Friday, January 17, 2014

Opposing Common Core Early adoption of standards has meant the exclusion of meaningful public input.

When federal and state-government elites quietly combined to enact the Common Core national education standards, they thought that the train had left the station and that this radical reordering of American public education was an over-and-done deal. They thought wrong. Parents and teachers from across the political spectrum are joining together in a nationwide grassroots rebellion to protest the lack of transparency in the Common Core adoption process, the exclusion of public input, and the disempowerment of local educators and the public.

Although the Common Core standards are trumpeted as a product of the National Governors Association (NGA) and the Council of Chief State School Officers (CCSSO), the actual writers of the standards were a small committee of insiders, many representing testing organizations. In fact, as Joy Pullman of the Chicago-based Heartland Institute pointed out last year, “meetings between members of the Council of Chief State School Officers to write and discuss [Common Core] standards and corresponding tests are closed to the public,” and parents who tried to attend these meetings were shut out.
When the Obama administration dangled billions in federal-grant dollars to strong-arm states to drop their existing state standards and adopt the Common Core national standards, many states agreed even before the standards were actually written. This rush to adopt standards supported by the federal government meant that there was no time for real public input — a fact noted by observers on the right and the left.


There was no discussion, no public debate” when key decisions were made as to what went into Common Core and what stayed out, according to Ze’ev Wurman, former senior policy adviser at the U.S. Department of Education under George W. Bush.

Anthony Cody, a left-leaning blogger for Education Week and a former teacher, has written that it takes “colossal hubris” for the U.S. Department of Education and its allies “to think that they could assemble a small group of people, write a set of standards that would totally transform the way our children are taught, and coerce states into adopting them with zero genuine discussion or debate in the public arena.”

In contrast, when California adopted its state subject-matter standards, which are now being replaced by Common Core, public hearings were conducted across the state. Groups and individuals had ample opportunity to comment. Yet, now, Common Core has made fundamental changes in what California students will learn, without any meaningful consultation with the public.

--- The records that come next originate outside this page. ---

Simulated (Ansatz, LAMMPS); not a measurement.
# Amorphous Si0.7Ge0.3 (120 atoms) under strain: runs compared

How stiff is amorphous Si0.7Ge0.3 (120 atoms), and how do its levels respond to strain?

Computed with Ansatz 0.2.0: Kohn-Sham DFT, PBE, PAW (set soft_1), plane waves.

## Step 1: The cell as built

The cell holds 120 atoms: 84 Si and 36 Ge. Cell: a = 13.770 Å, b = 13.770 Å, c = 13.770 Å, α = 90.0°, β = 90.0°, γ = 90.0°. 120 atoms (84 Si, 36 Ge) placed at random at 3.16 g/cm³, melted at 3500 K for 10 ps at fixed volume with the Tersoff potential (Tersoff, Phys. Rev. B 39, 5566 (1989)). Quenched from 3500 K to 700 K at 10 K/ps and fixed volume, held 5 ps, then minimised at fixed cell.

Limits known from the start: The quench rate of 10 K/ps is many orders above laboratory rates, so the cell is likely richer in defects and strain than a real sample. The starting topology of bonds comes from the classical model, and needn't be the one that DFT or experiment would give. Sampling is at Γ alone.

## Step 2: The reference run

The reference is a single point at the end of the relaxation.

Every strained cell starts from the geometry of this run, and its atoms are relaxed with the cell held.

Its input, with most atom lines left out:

Take, for example, the teaching of algebra I. Under California’s previous state standards, most students took algebra I in the eighth grade. Now, under Common Core, most won’t take it until the ninth grade. Despite the important ramifications that this has for student learning and college preparation, California’s early adoption of Common Core meant that local educators and parents had little influence over the decision to make this change.
In addition to the national standards, two federally funded consortia are preparing national tests aligned with Common Core, and publishing companies are hurriedly preparing instructional materials aligned with the national standards. All of this activity is occurring without any significant deliberation by the public, which is why parents and teachers are rebelling in states that have adopted Common Core.

In New York, public pressure has forced the state’s education commissioner to hold open hearings on Common Core. Writing about one of them, Cody noted that “these citizens are raising concerns which, prior to this event, have not been given a chance to be aired. The frustration at their lack of input is palpable.”

In Florida, a tidal wave of grassroots parental opposition has forced Governor Rick Scott to back away from Common Core–aligned testing and, according to his official statement, “hold public comment sessions to receive input on any alterations that should be made to the current Common Core standards.”

To address a key issue of public concern, one of the federal consortia producing the Common Core tests has issued a policy that purports to protect student privacy. However, the agreement between that consortium and the Department of Education states that the consortium must provide the department with “complete access to any and all data collected at the State level.”

Jane Robbins, an expert analyst on Common Core and a senior fellow with the pro-parent American Principles Project, says that the Department of Education will receive individual student data, which it can then send “to the Departments of Labor, or Health and Human Services, or the IRS — literally anywhere.” She warns that “parents will have no right to object to the uses of their children’s information; in fact, they won’t even know the sharing has occurred.”

The broad-based grassroots rebellion against Common Core is ultimately not about academic rigor, costs, or job skills, as important as those issues are, but about transparency, democracy, and the ability of local people to control what goes on in their children’s classrooms — an ability the nation’s founders envisioned when they left education to states and localities through the Tenth Amendment. To the chagrin of establishment elites, the rebellion is gaining momentum and may end up toppling Common Core, which would be a victory both for the people and for the principles on which our republic was founded.
 Lance T. Izumi is senior director of education studies at the Pacific Research Institute and author of Obama’s Education Takeover (Encounter Books, 2012).